Tasted in Denicé with Jean-Frédéric Sambardier, 22 February 2022!
Manoir du Carra Sambardier
Le Carra
69640 Denicé
Tel: +33 4 74 67 38 24
www.manoir-du-carra.com
More reports with Domaine Manoir du Carra Sambardier
Jean-Frédéric on 2021:
“Frost and hail on the village wines – I lost nearly 80% in the latter – we could buy a little and we made some nice wine*.”
*And it’s true, two of my top nouveau/primeurs (blind) were from this domaine.
Jean-Frédéric on 2020:
“Whilst the yield wasn’t exceptional, it was correct – we started harvesting quite early of course – it was hot and the degrees were increasing quite quickly. Harvesting from 22nd August though for the crémant the 14 August already. All was done on the 3rd September.”
The wines…
As always here, there are some wines worth a special search…
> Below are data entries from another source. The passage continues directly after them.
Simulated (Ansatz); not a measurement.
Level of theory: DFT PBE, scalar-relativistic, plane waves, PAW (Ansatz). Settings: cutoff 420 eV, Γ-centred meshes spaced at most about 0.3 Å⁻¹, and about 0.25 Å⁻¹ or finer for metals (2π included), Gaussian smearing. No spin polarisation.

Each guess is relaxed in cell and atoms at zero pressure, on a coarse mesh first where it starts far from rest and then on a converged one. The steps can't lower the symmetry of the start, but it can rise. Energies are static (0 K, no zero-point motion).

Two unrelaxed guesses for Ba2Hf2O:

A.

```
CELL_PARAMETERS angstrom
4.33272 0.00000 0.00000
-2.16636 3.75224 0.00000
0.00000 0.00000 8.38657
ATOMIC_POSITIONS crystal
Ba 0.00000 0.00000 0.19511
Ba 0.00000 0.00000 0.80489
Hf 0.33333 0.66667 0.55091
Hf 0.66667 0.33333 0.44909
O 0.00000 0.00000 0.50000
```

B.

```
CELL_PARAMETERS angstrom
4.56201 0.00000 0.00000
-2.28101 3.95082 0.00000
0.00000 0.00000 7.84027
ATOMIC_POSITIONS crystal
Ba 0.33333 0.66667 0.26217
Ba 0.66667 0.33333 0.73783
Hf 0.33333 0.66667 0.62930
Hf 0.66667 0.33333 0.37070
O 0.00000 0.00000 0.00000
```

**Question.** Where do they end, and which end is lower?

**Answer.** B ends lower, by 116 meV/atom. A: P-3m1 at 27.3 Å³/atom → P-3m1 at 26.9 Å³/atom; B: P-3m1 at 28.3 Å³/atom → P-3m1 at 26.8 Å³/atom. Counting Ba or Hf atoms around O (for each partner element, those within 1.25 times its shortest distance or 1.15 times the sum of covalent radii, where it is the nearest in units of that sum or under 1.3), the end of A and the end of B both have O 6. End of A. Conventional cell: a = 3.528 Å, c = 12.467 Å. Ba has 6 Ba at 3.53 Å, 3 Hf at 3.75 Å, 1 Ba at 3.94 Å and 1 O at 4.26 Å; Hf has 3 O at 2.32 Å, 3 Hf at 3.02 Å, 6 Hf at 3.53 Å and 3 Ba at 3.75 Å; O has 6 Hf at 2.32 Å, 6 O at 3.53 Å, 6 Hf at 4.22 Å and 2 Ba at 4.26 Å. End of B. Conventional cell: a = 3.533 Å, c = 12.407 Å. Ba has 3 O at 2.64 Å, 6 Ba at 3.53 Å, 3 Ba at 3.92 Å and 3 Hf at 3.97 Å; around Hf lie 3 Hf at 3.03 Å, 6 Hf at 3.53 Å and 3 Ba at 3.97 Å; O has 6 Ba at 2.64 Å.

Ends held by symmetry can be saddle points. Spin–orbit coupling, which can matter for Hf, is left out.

2020 Beaujolais Villages Cuvée non-filtre
Two bottlings usually for this. Vines in Rivolé – quite close to here – all granite and schist – ‘a very Lantignié style of geology.’
A deep and dark fruit but not oppressive – growing with fine width. A little grain but here is energy and openly tasty dark-fruited flavour. An intensity with some good finishing bitters. This is more than very good for the label.
2020 Brouilly Combiatys
Always the same 4 hectares – only 35 hl/ha in 21 because of the frost here.
A brighter, wider vibrant red fruit. All is framed by tannin here – but there’s no grain only a little dryness of texture. This may be a little structural to start but what delicious, if still structured and with graphite minerality in the finishing flavour. Keep this a couple of years but it’s clearly excellent.
A little more than a hectare of vines in the higher side of Deduits and a proper Clos with walls on 3 sides
Hmm – now that’s a silky and attractive nose. Vibrant, gorgeously textured and open – full of mouth-watering energy. Really a juicy wine this, and full of flavour. It also requires patience – but maybe 1 year will be enough – bravo!
2020 Juliénas La Bottière
A more mineral and red-fruited width to this one. Ooh – now that’s another beauty – the tannin is even less visible but here is still a proper structure with mobile fresh flavour, a little more cushioned and considered in the finish – very long. Super wine.
2020 Juliénas Les Demi-Muids
No added sulfur cuvée. Elevage in 600-litre barrels and assembled into cement tanks before bottling – three lieu-dits assembled here. ‘Always a better acidity here so it’s more practical to make a ‘nature’ cuvée vs the Fleurie’
Lots of colour. A much smaller nose to start but also one with a lovely floral accent. Extra mouth-filling, extra energy too. A little more tannin is visible but without grain. A larger-scaled and completely delicious. The quality is just as good as the last – excellent – but this would be my personal choice – I’d accept the extra €2 charge for that.
There’s also a small cuvée of Burdelines that’s not yet been bottled
A darker and deeper fruit, also a little shy to start but slowly releasing a super perfume. Top – the texture the fluidity, slowly turning to velour from silk as the tannin starts to show itself. Subtly but hauntingly long. Bravo!
And to finish:
2020 Beaujolais Blanc
Mainly from Denicé
A round nose, with richness. Again silky, rather generous and well textured. The minerality holds a finishing line quite long. Good wine…
2020 Bourgogne Blanc Le Soly
The village of Cogny west of Villefranche. 1 ha of 30-year-old vines all hard limestone here – ‘you never taste a great gamay from here!’
Bright, fresh, wide – generously oak-accented – slowly starting to the fruit a little more. This is really nice in the mouth – melting, mouth-watering, a little mineral, then oak. That’s really a wine that just keeps getting better and better – I’m not a fan of the oaky nose – which will fade a lot in 12 months – but the rest is really fine and the oak less overt.